In building the Vapor Fly 4%, Nike reduced the scope of this problem by designing for a specific group of elite athletes. “It is easy to produce ideal situations for athletes in a very small weight range,” says Jay Dicharry, director of the REP Biomechanics Lab in Bend, OR. The “spring” in the Nike shoes, Dicharry says, is tuned for runners with similar weight, contact times, limb stiffness and pace.
Ernest Kim, footwear innovation director at Nike, confirms that plates require greater tuning than foams. “What we’ve seen, from foam perspective, is that there seems to be a very wide range of tolerance,” Kim says. “Where there does seem to be quite a bit more subject specificity is when you start to introduce things like plates and plate stiffnesses.”
What that means is that unless you weigh 123 pounds, your marathon pace is 4:40/mile and you have similar mechanics as Eliud Kipchoge, the Vapor Fly won’t necessarily produce the same effect. It may even feel clunky.
“The stride of an elite runner is so much different than a stride of even a really talented recreational runner,” says Geoff Gray, president of the Heeluxe biomechanics lab. “Forces, ground contact time, consistency — there’s a lot of stuff that changes with a higher level runner.”

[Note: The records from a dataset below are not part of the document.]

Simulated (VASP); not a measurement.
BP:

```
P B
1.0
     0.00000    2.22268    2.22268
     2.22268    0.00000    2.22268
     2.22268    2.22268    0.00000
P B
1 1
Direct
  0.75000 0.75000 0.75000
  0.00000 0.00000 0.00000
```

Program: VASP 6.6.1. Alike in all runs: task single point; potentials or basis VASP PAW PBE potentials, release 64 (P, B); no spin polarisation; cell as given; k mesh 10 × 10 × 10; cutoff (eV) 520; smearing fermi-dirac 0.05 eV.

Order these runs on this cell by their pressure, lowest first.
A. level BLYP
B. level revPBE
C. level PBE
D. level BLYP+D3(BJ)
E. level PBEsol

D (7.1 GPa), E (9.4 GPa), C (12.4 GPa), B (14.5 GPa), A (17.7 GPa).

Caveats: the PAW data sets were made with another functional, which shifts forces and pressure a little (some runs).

Online shoe reviewer The Ginger Runner called the Zoom Fly, which features a similar propulsion plate, “One of the stiffest, most uncomfortable rides in a long time.” Your mileage may vary. Many find the ride smooth and fast. But it isn’t going to work for all, probably only for a select few.
Two Curves
The extreme of the Vapor Fly 4% aside (few people can obtain or afford it anyway), should we start to think differently about flexibility? Should fitter, faster runners be looking for stiffer shoes?
Not necessarily. Bartold explains that shoe stiffness for stability and protection – how we’ve traditionally considered it – is a completely different application than stiffness for performance.
“There is a reasonably strong argument to say that very highly-trained, quite light athletes need more viscous materials, and chubbier, less-trained athletes need stiffer materials,” he says. “Which is contrary to the discussion about, and completely different to, the discussion about MPJ [ball of the foot] stiffness, which is about power generation.”
When it comes to performance, Bartold points out that a runner’s needs differ in different situations. He says if you’re looking for pop during faster, shorter, engaged running, choose something that’s got a little bit more stiffness, because you’ll generate more power. “If you’re looking for something that is going to allow you run all day, you definitely don’t want that,” Bartold says. “You’re needing something that offers more flexibility.”
Everything Matters
Confusing the issue is the fact that cushioning, rebound, geometry and flexibility all interact and change how a shoe performs. This is true with the combined effects of the Vapor Fly’s soft rebound foam and carbon plate, as well as with a traditional foam midsole, rubber outsole and flex grooves. “The reality is,” Dicharry says, “you can’t separate these things out. All you know is everything.”
You also can’t reliably assess flexibility by reading lab numbers or bending a shoe in your hands. “A shoe performs really differently on our body than when we hold it in our hands and flexing it, or a machine is flexing it,” says Gray.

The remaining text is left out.